CHARLESTON, W.Va. — West Virginia’s public employees, not including teachers, will see at least $50 million more collectively in their paychecks in the coming year under the Tax Cuts and Jobs Act, the federal tax overhaul, according to an analysis from the West Virginia Auditor’s Office.

Starting last Friday, changes to tax withholding tables were in effect for state paychecks.

Among the more than 40,000 state workers and employees of West Virginia University and Marshall University paid through the wvOASIS system, Auditor J.B. McCuskey estimated the total average savings for the pay period was around $1.9 million.

There are 26 pay periods each year.

“These are all West Virginians who are going to shop in West Virginia local businesses, so I think that this is, on the whole, a very, very good thing for West Virginia,” McCuskey said on Monday’s MetroNews “Talkline.”

McCuskey broke it down to an average of between $1,100 or $1,200 in federal tax savings per year, per employee on average.

“That doesn’t feel like crumbs to me,” he said.

U.S. Senator Shelley Moore Capito (R-W.Va.) agreed.

“That’s tires for your car, fixing a new furnace, going on a vacation — $1,200 is significant. People work hard for this money,” she said. “It’s just, I think, further demonstration that it (tax reform) was well past due and very welcome.”

Annual savings will continue to climb at tax time for 2018 with larger child tax credits available along with a doubling of the standard tax deduction, in McCuskey’s analysis.

“The way the federal government sets up their tax tables is they, obviously, want to keep as much of your money as possible for the year,” he explained.

“So the tables are a baseline and it is our opinion that many of these people will be receiving a large refund at the end of the year too.”

Teachers are considered county employees, so McCuskey said his office does not have access to their pay records via wvOASIS and that is why his office’s estimates do not include them.

“The impact that this tax law is going to have should have a very similar impact on the workforce within the county school systems as it does on the state’s workforce in general,” he predicted.

“All of those employees will certainly feel good about that as money that they can spend themselves,” Capito said. “Individually, it’s good, but for the state it’s good too when you think in total.”

Walmart is West Virginia’s largest private employer.

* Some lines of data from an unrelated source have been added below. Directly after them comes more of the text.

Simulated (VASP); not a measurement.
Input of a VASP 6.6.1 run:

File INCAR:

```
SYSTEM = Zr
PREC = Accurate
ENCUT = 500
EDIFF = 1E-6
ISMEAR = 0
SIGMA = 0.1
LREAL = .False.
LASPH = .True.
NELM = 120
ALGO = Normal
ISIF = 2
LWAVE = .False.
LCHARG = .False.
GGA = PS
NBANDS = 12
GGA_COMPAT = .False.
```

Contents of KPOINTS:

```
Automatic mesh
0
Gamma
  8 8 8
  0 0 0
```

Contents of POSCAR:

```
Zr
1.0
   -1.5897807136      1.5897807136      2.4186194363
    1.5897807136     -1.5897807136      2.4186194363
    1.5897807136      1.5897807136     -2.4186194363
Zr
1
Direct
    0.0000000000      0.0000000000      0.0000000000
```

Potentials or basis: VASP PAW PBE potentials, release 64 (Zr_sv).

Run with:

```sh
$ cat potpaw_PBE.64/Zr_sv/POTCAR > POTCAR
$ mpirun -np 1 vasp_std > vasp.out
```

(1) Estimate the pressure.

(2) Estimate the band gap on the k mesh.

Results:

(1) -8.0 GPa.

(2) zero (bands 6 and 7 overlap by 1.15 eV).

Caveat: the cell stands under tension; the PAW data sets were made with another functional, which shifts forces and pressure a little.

“If you want to start talking about the state employees, the teachers and Walmart just put together, you’re talking about a big chunk of change that will, hopefully, come back into our state’s economy,” McCuskey said.

After passage of the tax overhaul, Walmart announced plans to increase starting salaries for all hourly workers in the United States to $11 per hour, provide a one-time $1,000 cash bonus to eligible employees and expand maternity and parental leave benefits.